Brock explained the four sarcophagi would probably have been brought inside the tomb already nested together, with the king’s mummy inside.
Holes in the entrance shaft to the tomb indicate a pulley system of sorts, with ropes and wooden beams, used to bring the sarcophagi in. When the workers got to the burial chamber they found they couldn’t get the sarcophagi box through the door. Ultimately, they had to destroy the chamber’s door jams and build new ones.
“I always like to wonder about the conversation that might have taken place between the tomb builders and the people from the quarry,” said Brock in a presentation he gave recently at an Egyptology symposium in Toronto. “This study has shown a lot of interesting little human aspects about ancient Egypt [that] perhaps makes them look less godlike.”

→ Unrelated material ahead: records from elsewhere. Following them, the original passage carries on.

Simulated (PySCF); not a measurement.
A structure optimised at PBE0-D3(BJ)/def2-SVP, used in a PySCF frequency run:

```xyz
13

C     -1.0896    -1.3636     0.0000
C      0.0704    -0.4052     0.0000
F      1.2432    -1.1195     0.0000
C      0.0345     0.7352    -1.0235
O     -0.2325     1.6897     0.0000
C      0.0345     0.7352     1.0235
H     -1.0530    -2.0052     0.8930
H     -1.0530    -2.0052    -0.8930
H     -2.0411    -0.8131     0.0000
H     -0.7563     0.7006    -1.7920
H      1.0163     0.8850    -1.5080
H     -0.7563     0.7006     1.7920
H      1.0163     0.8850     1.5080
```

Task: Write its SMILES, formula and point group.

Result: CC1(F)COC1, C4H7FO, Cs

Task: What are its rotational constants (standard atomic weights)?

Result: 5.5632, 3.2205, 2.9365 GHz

When he first examined fragments from Merneptah’s tomb in the 1980s, they were “piled up in no particular order” in a side chamber. Even when put together, the fragments made up just one-third of the box, meaning researchers had to reconstruct the rest.
Brock’s efforts got a boost with the launch of a full reconstruction project (affiliated with the Royal Ontario Museum) that started in March 2011. (Merneptah’s tomb has been recently re-opened to the public.)
The four sarcophagi
Not only was the pharaoh’s outer sarcophagus huge but the fact that he used four of them, made of stone, is unusual. “Merneptah’s unique in having been provided with four stone sarcophagi to enclose his mummified coffined remains,” said Brock in his presentation.
Within the outer sarcophagus was a second granite sarcophagus box with a cartouche-shaped oval lid that depicts Merneptah. Within that was a third sarcophagus that was taken out and reused in antiquity by another ruler named Psusennes I. Within this was a fourth sarcophagus, made of travertine (a form of limestone), that originally held the mummy of Merneptah.
Only a few fragments of this last box survive today; the mummy itself was reburied in antiquity after the tomb was robbed more than 3,000 years ago. It was after this robbery that the outer sarcophagus box, and the second box within it, were broken apart (the lids for both boxes being kept intact). They were destroyed not only for their parts but also to help get at the third box (that was reused by Psusennes).
Fire was used in breaking apart the outer sarcophagus box.
“Scorch marks, spalling [splinters] and circular cracking on various locations of the interior and exterior of the box attest to the use of fire to heat parts of the box, followed by rapid cooling with water to weaken the granite,” writes Brock in his symposium abstract, adding that dolerite hammer stones also appear to have been used.
Why so big?
Why Merneptah built himself such a giant sarcophagus is unknown. Other pharaohs used multiple sarcophagi, although none, it appears, with an outer box as big as this.
Brock points out that Merneptah’s father, Ramesses II, and grandfather, Seti I, both great builders, were apparently each buried in one travertine sarcophagus.
The decorations on Merneptah’s different sarcophagi offer a clue as to why he built four of them. They contain illustrations “from two compositions that describe the sun god’s journey at night, one is called the ‘Book of Gates’ and one is called the ‘Amduat,'” Brock said. These books are divided into 12 sections, or “hours.”
He notes that the same hours tend to be repeated on the box and lids of Merneptah’s sarcophagi. One motif the king appears particularly fond of is the opening scenes of the “Book of Gates,” including one depicting a realm that exists before the sun god enters the netherworld, according to Egyptologist Erik Hornung’s book “The Ancient Egyptian Books of the Afterlife” (Cornell University Press, 1999, translation from German). “Upon his entry into the realm of the dead, the sun god is greeted not by individual deities but by the collective of the dead, who are designated the ‘gods of the west’ and located in the western mountain range,” Hornung writes.
For the king repeating scenes like this over and over may have been important, it’s “as though they’re trying to enclose the [king’s] body with these magical shells that have power of resurrection,” Brock said.
The research was presented at a Toronto symposium that ran from Nov. 30 to Dec. 2 and was organized by the Society for the Study of Egyptian Antiquities and the Royal Ontario Museum’s Friends of Ancient Egypt.